If it wasn’t apparent in my last project spotlight, I am often inclined to apply my knowledge of programming towards fun, low rewarding money making schemes. After all, when it comes to website building and Search Engine Optimization (SEO), content is king, and by looking at the leading affiliate sites, it is evident that they all have strong content. The problem then shifts to acquiring content: you can create the content yourself, hire someone to create it for you, or use existing content and pass it off in your own unique way.

The first two options are pretty much impossible to do programmatically, so the third choice was the logical route for me to take. However, Google has a strict no spam policy, and scraped data often constitutes as spam. Despite the probability of what I’m doing being considered as breaking the rules, I had absolutely nothing to lose, so I began planning out how I would generate content for my affiliate site.

After some brainstorming, I had a plan: I would write a web scraper in Java that would scan through the electronics section of Amazon, find items over a specific price threshold, and the scrape all of the reviews for that item. Then, using the review’s score and helpfulness percentage (the thumbs up/down system that rates each review), the program would compute a weighted score that was used to sort the reviews from most to least helpful.

Next, I needed a site to host the content. I didn’t want to invest much into this project, as it was likely something that Google would throw a fit about, so I wrote a script that took the content and posted it to a Google Blogger blog. Each post had a bit of information about the product, photos of the product, and ten of the highest ranked reviews as per my weighting algorithm. After all was said and done, this is how the site looked:

Click to enlarge.

Click to enlarge.

Note that the links to the item contained an affiliate link to the product on Amazon. With this functionality, I posted a handful of reviews and waited to see what would happen.

Based on previous experience with SEO, I have found that Google highly favors content hosted on their own platforms, and since Blogger is owned and maintained by Google, a steady stream of content would likely mean that that my automated site would rank for keywords. All that I needed to do was ensure that content would be posted regularly, and to do this, some modifications would need to be made to my product poster program.

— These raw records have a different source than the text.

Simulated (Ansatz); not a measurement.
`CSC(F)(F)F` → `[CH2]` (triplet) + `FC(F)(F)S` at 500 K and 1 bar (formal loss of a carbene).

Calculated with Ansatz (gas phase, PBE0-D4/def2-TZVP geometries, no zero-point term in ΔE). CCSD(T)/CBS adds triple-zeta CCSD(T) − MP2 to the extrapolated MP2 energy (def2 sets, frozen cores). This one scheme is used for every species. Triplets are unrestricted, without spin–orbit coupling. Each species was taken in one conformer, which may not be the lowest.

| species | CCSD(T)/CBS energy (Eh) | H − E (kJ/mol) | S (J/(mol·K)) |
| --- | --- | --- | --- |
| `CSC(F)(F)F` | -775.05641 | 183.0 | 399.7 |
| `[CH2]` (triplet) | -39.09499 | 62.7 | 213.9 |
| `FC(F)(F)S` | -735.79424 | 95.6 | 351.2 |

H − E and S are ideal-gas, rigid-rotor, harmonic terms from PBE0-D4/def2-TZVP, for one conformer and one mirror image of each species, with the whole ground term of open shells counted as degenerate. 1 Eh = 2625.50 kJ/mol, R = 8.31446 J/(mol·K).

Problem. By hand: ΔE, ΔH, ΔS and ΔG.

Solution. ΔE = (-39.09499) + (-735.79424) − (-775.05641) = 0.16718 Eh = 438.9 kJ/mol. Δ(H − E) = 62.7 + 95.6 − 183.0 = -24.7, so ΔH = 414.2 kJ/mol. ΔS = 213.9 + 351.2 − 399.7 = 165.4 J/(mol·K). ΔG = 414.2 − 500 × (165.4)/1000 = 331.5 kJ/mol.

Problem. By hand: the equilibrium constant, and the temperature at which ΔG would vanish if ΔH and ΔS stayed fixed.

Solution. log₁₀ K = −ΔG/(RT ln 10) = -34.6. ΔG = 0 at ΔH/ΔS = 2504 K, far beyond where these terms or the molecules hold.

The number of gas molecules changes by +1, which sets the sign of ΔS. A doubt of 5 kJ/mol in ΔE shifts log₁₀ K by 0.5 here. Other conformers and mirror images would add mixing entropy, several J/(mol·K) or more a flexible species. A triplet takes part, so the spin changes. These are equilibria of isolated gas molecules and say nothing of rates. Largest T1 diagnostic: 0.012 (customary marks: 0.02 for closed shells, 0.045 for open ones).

Blogger limits users to 50 posts per day, and it would look incredibly suspicious to have every product posted within minutes of one another. Luckily, Blogger supports post scheduling, and I could use that to my advantage. After a few adjustments, the poster would load all of the scraped products, schedule 50 of the products one hour apart from each other, and then wait 24 hours plus 5 minutes to avoid getting a “post limit exceeded” race condition. Scheduling all 50 posts in rapid succession like this is still suspicious looking activity, but I decided to roll with it for two reasons:

  1. As long as the Blogger service didn’t catch on (and it never did), the Google search algorithm would likely not take this into account, as it only sees the time posts actually go public (which is every hour).
  2. Frequent content is a huge factor in a site’s ranking (but for it to be useful, it needs to be “good” content.

Thanks to this new posting method, my operation was completely autonomous. All I had to do at this point was leave the program running in the tray and go about my day.

After about a week, Google indexed my site, and I began to see an influx of visitors for a large variety of keywords. It appeared that my plan was working after all.

I went from no visitors to 300 per day in 24 hours

I went from no visitors to 300 per day in 24 hours

By the end of May, and I had accumulated thousands of link clicks and a handful of sales through the Amazon Affiliate program, and Google had still not taken any action against my automated site.

In late July, things did indeed take a turn for the worse.

I woke up one day and checked my site’s analytics and saw that my organic traffic had practically flatlined. I knew that I had been penalized by Google, which was my largest source of organic traffic, but it appears that the method of content generation that I was using was not penalized by the algorithm itself. Rather, since the reviews were rearranged and parts of them emitted, GoogleBot noticed that my site was suspicious, but it did not take any automated action against my account. Rather, it had flagged the site for human inspection, and my site had been slapped with a manual action. For a search engine as large as Google, you can bet your ass a large portion of spam is automatically penalized by GoogleBot. This was not.



Regardless, I can’t say I didn’t see this coming. The great part about Google is that it’s designed to only index content that provides real value to the user. It’s the reason search results stay relevant and high quality. And lets be honest, the content I was posting to the site wasn’t very useful, if at all.

Going forward, I would like to expand on this idea. I started working on a similar project for review analytics in mid-July but didn’t get very far with it. I plan on restarting in C# in a few weeks, so that will be a story for another Project Spotlight.